Make delicious recipes!

Find lexical order of alphabets from a given dictionary of words



Problem: Given a dictionary of words, find the order of alphabets that make that dictionary.

Example:
If dictionary = {
		"2ad",
		"2bd",
		"abb",
		"abd"
	}

Then following relationships can be gathered:

2 is before a (because 2bd comes before abb, check first char)
a is before b (because 2ad comes before 2bd, check second char)
b is before d (because abb comes before abd, check third char)

If we traverse the path from each character 2, a, b and d, we get the complete path only from 2.
Hence the complete order of alphabets in the above is 2,a,b,d

Solution:
Dictionary is a sorted data-structure.
So if we traverse the first alphabets of each word in the dictionary, we will get lexical order for some of alphabets.
This order of alphabets will be lexicographically sorted, but it may have some holes in it.
For example: In the above case, first letters only contain the alphabets 2 and a.

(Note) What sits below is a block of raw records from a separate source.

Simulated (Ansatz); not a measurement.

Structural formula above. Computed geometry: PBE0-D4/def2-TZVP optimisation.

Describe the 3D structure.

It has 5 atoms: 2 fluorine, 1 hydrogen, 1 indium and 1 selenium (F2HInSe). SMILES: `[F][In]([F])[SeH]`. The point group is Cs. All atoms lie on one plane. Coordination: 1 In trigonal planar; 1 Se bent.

This can be resolved by looking at the second level of alphabets.
But there is a catch.
The second level of alphabets can be matched only if first level of alphabets is same.
For example, in the above, we can only compare second level of alphabets in 2ad with 2bd but we cannot compare second level of alphabets in 2bd with abb

Once all these comparisons are done level-wise, we can create a map which will store immediate lower-level characters per alphabet.
Then we simply traverse this map for each character and wherever the length of the path becomes equal to number of alphabets, we get a solution.

Example: For the above dictionary : {"2ad", "2bd", "abb", "abd"},
  1. We build a Map<Character, Set<Character>> of characters as:
    chars coming after 2: [a] (by seeing first char of "2bd" and "abb")
    chars coming after a: [b] (by seeing second char of "2ad" and "2bd")
    chars coming after b: [d] (by seeing third char of "abb", "abd")

  2. We traverse this map.
    Since order of hash-map is not guaranteed, let's say we first got 'a'
    Following 'a' through the map, the order we get is 'a', 'b', 'd' which is less than number of characters 4
    So, we ditch 'a' and go to the next char in the map until the length of ordered set obtained becomes 4

  3. If we use a LinkedHashSet and LinkedHashMap, this order can be obtained much earlier.


A slightly more complex example

Let the words be:
AC
AD
BDG
CG

Then our map would look like:

1st Pass:
A: [B]
B: [C]

2nd Pass:
A: [B]
B: [C]
C: [D]

3rd Pass:
No new information obtained.
So we begin to traverse the map. Longest path is obtained if we traverse from A and that is A -> B -> C -> D
However, number of unique alphabets in the given word set is 5.
Thus, for this case, we have to conclude that the number of words is insufficient to determine dictionary order.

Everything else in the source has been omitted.